Xiaomi releases MiMo-v2.5 Family weights with strong coding and agent benchmarks

- Advertisement -

Peking University gives its computer science students a compiler project every semester. Build a complete SysY compiler in Rust including lexer, parser, abstract syntax tree, IR code generation, assembly backend, performance optimization. The whole thing. Students typically need several weeks.

MiMo-V2.5-Pro finished it in 4.3 hours. Perfect score. 233 out of 233 tests passed on a hidden test suite it had never seen. That’s a real university project and a model that scored higher than most students who spent weeks on it. Xiaomi built this, which is still a sentence that takes a moment to process.

V2.5-Pro is the next step up from MiMo-V2-Flash and its now Open Source. What V2.5-Pro adds over Flash is meaningful. Better long-horizon coherence, stronger agentic capabilities, and the ability to sustain complex tasks across more than a thousand tool calls without losing the thread.

That’s not a benchmark row. That’s a story. And it’s the most honest way to explain what Xiaomi thinks it has built here.

Three things it built while nobody was watching

The compiler story is the most dramatic but it’s not alone.

After the compiler, Xiaomi gave it a vaguer prompt like build a video editor. No detailed spec or anything specific. What came back after 11.5 hours and 1,868 tool calls was a working desktop application with a multi-track timeline, clip trimming, crossfades, audio mixing, and an export pipeline. The final codebase was 8,192 lines. A working product built start to finish while the humans presumably went home.

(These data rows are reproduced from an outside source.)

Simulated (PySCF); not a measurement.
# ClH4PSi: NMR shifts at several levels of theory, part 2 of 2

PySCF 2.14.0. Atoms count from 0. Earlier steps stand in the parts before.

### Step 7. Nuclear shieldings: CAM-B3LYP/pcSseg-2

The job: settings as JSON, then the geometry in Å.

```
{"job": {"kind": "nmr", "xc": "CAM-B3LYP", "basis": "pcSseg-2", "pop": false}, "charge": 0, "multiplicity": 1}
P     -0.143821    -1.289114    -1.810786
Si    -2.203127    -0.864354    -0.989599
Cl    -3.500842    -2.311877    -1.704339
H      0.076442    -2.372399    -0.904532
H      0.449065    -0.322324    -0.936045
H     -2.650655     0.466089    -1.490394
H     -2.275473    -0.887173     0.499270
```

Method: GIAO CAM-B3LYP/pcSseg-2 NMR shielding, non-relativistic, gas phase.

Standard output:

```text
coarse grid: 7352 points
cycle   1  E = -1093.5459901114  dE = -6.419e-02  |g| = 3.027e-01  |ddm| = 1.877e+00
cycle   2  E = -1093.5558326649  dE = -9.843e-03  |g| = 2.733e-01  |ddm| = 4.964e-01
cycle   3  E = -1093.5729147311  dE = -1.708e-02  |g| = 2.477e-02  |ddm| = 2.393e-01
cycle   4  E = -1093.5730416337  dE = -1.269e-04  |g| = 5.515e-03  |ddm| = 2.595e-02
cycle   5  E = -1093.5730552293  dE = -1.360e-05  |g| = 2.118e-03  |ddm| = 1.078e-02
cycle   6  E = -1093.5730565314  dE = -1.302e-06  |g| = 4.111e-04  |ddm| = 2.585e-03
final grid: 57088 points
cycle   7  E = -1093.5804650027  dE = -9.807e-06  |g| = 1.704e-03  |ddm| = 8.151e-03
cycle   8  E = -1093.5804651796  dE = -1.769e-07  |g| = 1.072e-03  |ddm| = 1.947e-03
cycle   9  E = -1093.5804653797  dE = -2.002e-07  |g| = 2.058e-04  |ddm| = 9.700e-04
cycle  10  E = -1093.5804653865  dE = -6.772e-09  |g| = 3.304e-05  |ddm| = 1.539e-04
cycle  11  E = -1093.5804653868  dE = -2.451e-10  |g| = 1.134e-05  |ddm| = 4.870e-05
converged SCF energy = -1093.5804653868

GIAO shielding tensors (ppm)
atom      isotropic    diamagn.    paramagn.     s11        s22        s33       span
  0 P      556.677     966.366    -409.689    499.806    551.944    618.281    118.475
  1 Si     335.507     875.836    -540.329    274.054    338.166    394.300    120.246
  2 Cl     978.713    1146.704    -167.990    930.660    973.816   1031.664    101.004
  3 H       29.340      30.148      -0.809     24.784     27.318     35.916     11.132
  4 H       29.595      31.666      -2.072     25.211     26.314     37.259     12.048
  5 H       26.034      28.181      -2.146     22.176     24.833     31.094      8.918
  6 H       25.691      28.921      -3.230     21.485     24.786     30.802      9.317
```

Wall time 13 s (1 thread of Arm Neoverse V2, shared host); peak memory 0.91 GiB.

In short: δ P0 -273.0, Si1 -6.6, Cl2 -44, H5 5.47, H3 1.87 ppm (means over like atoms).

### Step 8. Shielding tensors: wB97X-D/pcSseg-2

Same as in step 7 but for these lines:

The third test went somewhere most coding benchmarks don’t touch. A graduate-level analog circuit design task specifically a Flipped-Voltage-Follower low-dropout regulator in a TSMC 180nm process. This is the kind of work that takes trained analog engineers several days. MiMo-V2.5-Pro was wired into an ngspice simulation loop, called the simulator, read the waveforms, adjusted parameters, and iterated. About an hour later every target metric was met. Line regulation improved 22 times over its own initial attempt. Load regulation improved 17 times.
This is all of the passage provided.